This Mindset Fires Passion for Performance

A big, bright bulb just lit up over our heads. We’re convinced that this insight—courtesy of Stanford psychologist Carol Dweck—is powerfully relevant for all of us who aspire to high performance.

For years, we’ve been talking and writing about the courageous, adaptive leaders who are passionate about taking the journey of high performance—Friendship Public Charter School’s Pat Brantley, First Place for Youth’s Sam Cobbs, and many others. These leaders are willing and able to look without flinching at where they’re falling short. They use this honest introspection as the basis for learning and improvement—rather than shaming or blaming.

Dweck’s research, which we rediscovered thanks to Bill Gates and a Washington State teacher of the year, has given us an evidence-based understanding of the origin of this drive. It turns out that there’s an easily identifiable common denominator among all these leaders: They exemplify the growth mindset.
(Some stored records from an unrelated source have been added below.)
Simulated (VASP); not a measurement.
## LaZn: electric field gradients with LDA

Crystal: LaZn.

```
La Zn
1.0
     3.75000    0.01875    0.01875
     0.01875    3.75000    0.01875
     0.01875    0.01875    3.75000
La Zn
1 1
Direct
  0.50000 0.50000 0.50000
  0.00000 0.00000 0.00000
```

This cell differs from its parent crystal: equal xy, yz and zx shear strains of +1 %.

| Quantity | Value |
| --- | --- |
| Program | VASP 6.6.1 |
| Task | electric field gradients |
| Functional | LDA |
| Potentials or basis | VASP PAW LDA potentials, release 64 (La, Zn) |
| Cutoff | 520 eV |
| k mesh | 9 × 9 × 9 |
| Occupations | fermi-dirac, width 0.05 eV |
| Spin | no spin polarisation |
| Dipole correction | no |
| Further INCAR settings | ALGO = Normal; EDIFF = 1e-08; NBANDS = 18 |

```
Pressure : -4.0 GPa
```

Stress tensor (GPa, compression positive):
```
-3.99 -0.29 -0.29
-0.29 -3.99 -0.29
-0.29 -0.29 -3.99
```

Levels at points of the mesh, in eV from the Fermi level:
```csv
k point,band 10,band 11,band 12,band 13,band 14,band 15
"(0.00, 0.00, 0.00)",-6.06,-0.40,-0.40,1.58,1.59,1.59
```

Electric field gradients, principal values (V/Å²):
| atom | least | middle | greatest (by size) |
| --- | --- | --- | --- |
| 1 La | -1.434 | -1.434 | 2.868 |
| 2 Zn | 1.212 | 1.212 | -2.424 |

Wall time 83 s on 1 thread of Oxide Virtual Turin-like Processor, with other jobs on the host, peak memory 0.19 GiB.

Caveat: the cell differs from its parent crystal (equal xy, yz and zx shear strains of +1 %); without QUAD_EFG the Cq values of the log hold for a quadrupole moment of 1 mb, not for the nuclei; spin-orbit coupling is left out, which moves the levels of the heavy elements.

As Dweck explains in her outstanding, jargon-free book Mindset, there are two core mindsets that govern how we view ourselves and the world around us. To slightly oversimplify, people with the fixed mindset believe that our intellectual potential is a function of the hand we’re dealt at birth. In contrast, people with the growth mindset believe that one’s destiny is far more mutable; they believe that with enough motivation and hard work we can grow not just our knowledge and skills but also our brains and talent as well.

Dweck’s research demonstrates that these two mindsets exert an enormous influence on our thinking and actions. In one study, Dweck interviewed pre-med students to determine which ones came to their first semester of chemistry with a fixed mindset and which came with a growth mindset. Then she observed the students throughout the semester to see how each group fared. “Students with the fixed mindset stayed interested only when they did well right away,” she wrote. “If it wasn’t a testimony to their intelligence, they couldn’t enjoy it.” The opposite was true for the growth-mindset students. They increased effort when they started to struggle with difficult concepts. One typical growth-mindset student remarked, “It’s a lot more difficult for me than I thought it would be…. That only makes me more determined.”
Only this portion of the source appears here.